Lesson 11: Quotient rule

# Normal to y=𝑒ˣ/x²

Sal finds the equation of the line normal to the curve y=eˣ/x² at the point (1,e). Created by Sal Khan.

## Want to join the conversation?

• Sal,
I understand the process on how to find the Normal Line, what I can't seem to find anywhere is WHY do I need to find it, what does this tell me?

Tangent is instantaneous speed...so what is the normal line?

Anne Zimzores
• Knowing the normal at a point on a curve allows for 3D graphics like in games and movies. It also might be useful in physics on curved surfaces to determine the normal force something like a curved hill is exerting to counteract the force of gravity pulling you down.

The derivative/tangent line is like the slope of a hill or mountain at a certain point, the normal line is like someone sticking a flag down at that point perpendicular to the ground and seeing which way the flag is pointing.
• Should there be parenthesis around the e-1/e in the final equation?
• The parentheses are not needed here since the order of operations tells you which expressions to evaluate first. For this example, multiplication and division are first; addition and subtraction would be next. The full order of operations rule is to evaluate in this order: Parentheses, Exponents, Multiplication, Division, Addition, Subtraction. Some people find it helpful to remember order of operations using the term PEMDAS, which is the first letter of the order of operations above. So P stands for Parentheses, E for Exponents, etc.

If we follow the order of operations for the equation, we see that the equation evaluates the same way regarless of whether or not there are parentheses. For instance, let's imagine that x = 2 and let's evaluate e to 2.71. We would then have: y = (1/2.71)*2 + 2.71 - 1/2.71. We evaluate multiplication first: y = 2/2.71 + 2.71 - 1/2.71. Then we evaluate division: y = .738 + 2.71 - .369. Then addition: y = 3.448 - .369. Finally subtraction: y = 3.079. If there were parentheses around the expression (e - 1/e) then that section would be evaluated first: 2.71 - 1/2.71. Division would be first: 2.71 - .369. Then subtraction: 2.341. Then we would evaluate the rest of the expression beginning with multiplication, etc. But the answer would be the same.
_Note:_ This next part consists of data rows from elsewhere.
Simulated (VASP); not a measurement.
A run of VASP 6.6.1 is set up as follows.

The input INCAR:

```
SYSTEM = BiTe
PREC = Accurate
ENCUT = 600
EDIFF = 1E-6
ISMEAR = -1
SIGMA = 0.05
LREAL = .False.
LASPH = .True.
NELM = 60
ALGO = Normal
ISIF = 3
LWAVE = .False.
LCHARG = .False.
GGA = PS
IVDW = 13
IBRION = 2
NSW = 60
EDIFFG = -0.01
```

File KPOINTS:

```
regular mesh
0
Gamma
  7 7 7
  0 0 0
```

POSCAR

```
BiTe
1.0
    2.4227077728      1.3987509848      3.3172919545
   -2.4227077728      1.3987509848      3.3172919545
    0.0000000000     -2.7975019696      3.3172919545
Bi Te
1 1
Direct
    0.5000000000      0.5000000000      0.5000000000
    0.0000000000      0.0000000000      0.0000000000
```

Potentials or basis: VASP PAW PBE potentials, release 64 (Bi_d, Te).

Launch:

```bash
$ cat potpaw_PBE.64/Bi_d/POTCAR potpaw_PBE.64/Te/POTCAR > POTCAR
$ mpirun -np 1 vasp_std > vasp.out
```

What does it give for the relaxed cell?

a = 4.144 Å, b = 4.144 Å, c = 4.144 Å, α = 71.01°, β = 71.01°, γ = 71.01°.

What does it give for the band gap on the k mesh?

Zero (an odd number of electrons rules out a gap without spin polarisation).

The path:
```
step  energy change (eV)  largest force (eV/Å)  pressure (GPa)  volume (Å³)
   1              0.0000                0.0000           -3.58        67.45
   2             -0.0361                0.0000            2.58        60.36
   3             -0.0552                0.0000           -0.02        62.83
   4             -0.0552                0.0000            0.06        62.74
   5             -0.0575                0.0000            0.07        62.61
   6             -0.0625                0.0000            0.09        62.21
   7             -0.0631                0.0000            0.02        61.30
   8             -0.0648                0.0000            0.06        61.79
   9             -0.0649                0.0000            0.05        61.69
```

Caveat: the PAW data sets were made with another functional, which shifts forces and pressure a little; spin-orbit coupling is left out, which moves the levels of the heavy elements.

That said, parentheses might help clear up how the final equation maps onto the equation of a line. So that m lines up with 1/e; x with x; and (e - 1/e) with b. But again, the parentheses are not necessary.
• at why is (e-2e) and not (e+2e) if you did (-2(1^-3)) would that be 2 because 1^-3 would be -1 and -2 times -1 would make a +2
• Sal skipped some steps in his evaluation, but he is correct. You have 1^-3 = -1, which is where the error is in your reasoning. 1^-3 is the same as 1/1^3. 1/1^3 becomes 1/1 = 1 (not -1). Review the negative exponent videos if that seems tricky: http://www.khanacademy.org/math/arithmetic/exponents-radicals/negative-exponents-tutorial/v/negative-exponents

Here is more detail: e^x(-2x^-3) evaluates to -2e, not to +2e. First, let's substitute 1 for x. That yields: e^1(-2*1^-3), which we could rewrite as: e^1 * (-2/(1^3)). Now let's evaluate each step: e^1 = e and 1^3 = 1, so we have e * (-2/1). -2/1 evaluates to -2, so we have e * -2, which evaluates to -2e.
• So the derivative of e^x is e^x ? looking at the product rule
• One of the most important facts in all of calculus is that the derivative of e^x is e^x. You can't use the product rule or the power rule to get this result because x is in the exponent. We get the result through a longer chain of reasoning.
• Maybe i missed the section about "normal line," but i wanted to know ...
1. what is normal line exactly. and 2. what does normal line tell us about the function?
• The normal line is defined as:

`-1/f'(x)`

It doesn't tell us much about the function. It is useful for other applications especially graphics where the normal is used to evaluate angles of reflection for 3D rendering.
• Why is the normal line perpendicular to the tangent line? Why would you ever need the normal line and where does it come from?
• In this context, "normal" is a synonym of perpendicular or orthogonal. So, by definition of what a normal line is, it must be perpendicular.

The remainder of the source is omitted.